Amber Key Facts
- 2.5 on the Mohs scale of hardness
- Made from the fossilized remains of trees
- Contains insect or plant inclusions
- Main sources are the Baltic regions and the Domincan Republic
- Said to help someone be joyful and happy
General Information on Amber
Amber is made from the fossilized resin of trees. Formed through the natural polymerisation of the original organic compounds. It starts as a resin which exudes from trees and slowly, its volatile oils evaporate. The resin would then harden to become amber. Most amber is in the range of 30 - 90 million years old.
In ancient Germany, amber was burned as incense and was called 'burnstein' or 'burn stone'.
The two main sources of amber are the Baltic region and the Dominican Republic. Amber is also mined in South America, the U.S. and Africa. Amber can be found washed up on many shores, including Denmark, Norway and England.

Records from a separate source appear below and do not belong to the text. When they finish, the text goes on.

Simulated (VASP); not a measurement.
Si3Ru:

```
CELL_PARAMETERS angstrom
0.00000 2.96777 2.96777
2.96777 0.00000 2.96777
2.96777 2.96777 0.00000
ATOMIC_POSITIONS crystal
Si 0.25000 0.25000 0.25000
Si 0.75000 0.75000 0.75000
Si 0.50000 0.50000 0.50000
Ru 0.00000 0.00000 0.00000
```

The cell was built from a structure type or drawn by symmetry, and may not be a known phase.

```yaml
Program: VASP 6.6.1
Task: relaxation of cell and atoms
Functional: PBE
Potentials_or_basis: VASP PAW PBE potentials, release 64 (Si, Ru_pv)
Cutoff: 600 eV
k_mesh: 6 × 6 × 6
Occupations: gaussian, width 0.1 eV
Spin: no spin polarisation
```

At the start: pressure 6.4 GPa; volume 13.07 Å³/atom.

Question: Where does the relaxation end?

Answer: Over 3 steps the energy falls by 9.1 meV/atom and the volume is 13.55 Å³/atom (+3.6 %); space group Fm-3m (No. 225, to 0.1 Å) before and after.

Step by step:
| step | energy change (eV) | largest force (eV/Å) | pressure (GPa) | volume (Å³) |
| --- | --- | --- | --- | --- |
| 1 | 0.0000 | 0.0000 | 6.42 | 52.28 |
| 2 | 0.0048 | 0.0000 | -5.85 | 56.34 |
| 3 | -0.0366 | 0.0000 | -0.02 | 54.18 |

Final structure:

People fished for amber in the past. Now, amber can be found washed up on shores. In marshy regions or areas where the tides were unpredictable, amber was collected on horseback. Divers and fishermen would also loosen amber from the sea bed and collect it using nets. Amber can also be found buried deep in the earth in layers of lignite or clay mixed in with beds of sandstone. Other mining techniques included open pit operations where blue earth was scooped onto conveyors to rail cars. The cars were then emptied into a spray house where pressurised water flushes the amber from the soil.
With a hardness rating of 2.5 amber is very soft and can be easily scratched - it has a similar hardness to your fingernail, so any customer thinking about an amber engagement ring should consider whether they are prepared to take extra care of the ring as it would need to be protected from knocks, scratches, heat and chemicals like nail polish remover and alcohol. It should not be used in ultrasonic or steam cleaners. For these reasons it would not be an ideal choice to wear in an every day ring such as an engagement ring as it would be unlikely to last very long, however, surface scratches are fairly easy to polish out.
Amber is amorphous (has no crystalline structure) and it can range from yellow to orange but is also found in red, green (which is often heat treated yellow amber), blue, violet and black.
Amber will usually have inclusions of air bubbles, insects, pine needles, pollen or plant debris. Any clearly visible insect makes a piece of amber quite valuable. Insects mostly found in amber are gnats, flies, wasps, bees and ants. Occasionally, more exotic insects are found in amber, like grasshoppers, beetles, moths, termites and butterflies. Even a small lizard can be found trapped in a piece of amber. These are likely to be from the Dominican Republic.
Pressed amber (Ambroid) is made by fusing small bits of amber under heat and imitation amber can be made from plastic, glass, synthetic resin.
To identify real amber it will, if rubbed forcefully on a piece of wool, generate a static charge strong enough to pick up a small piece of ash. When warm enough, it will give off a unique odour. To test this you can heat the tip of a needle until it is glowing red, then touch the piece enough to release a whiff of smoke. If the smoke smells of fine incense, it is amber. If the smell is chemical, it is plastic. A piece of amber will float in a solution of heavily salted boiling water and most plastic imitations will sink.
Copal is very similar to, and can often be confused with Amber. It is difficult to distinguish between the two. Copal will shine whiter than amber but you would probably need several samples to see the difference.
Amber can be heated in oil for clarification and heated without oil to darken the colour. Inclusions called 'sun spangles' can be man-made by heating amber and then instantly quenching it in cool oil.
The most valuable amber are large, clean natural pieces. Amber from the Baltic is older and more valuable. Amber from the Dominican Republic is more likely to have insect inclusions, which are also considered extremely valuable.
Amber can be cut into cabochons, made into beads, carved and occasionally facetted, so you would have to consider this when thinking about including amber in an engagement ring.
Amber is suitable for carving but nothing too complex. The easiest way to carve amber is with a sharp carbide bur. A file can also be used. The amber must be kept cool - if it gets too hot, it is likely to crack.
Amber is said to help someone be joyful and happy - to lift the burdens of life. It is also thought to be a great protective talisman. Ancient Christians believed that amber were the tears shed by the birds at Christ's death. Amber was once believed to be the juice or essence of the setting sun, congealed in the sea and cast upon the shore.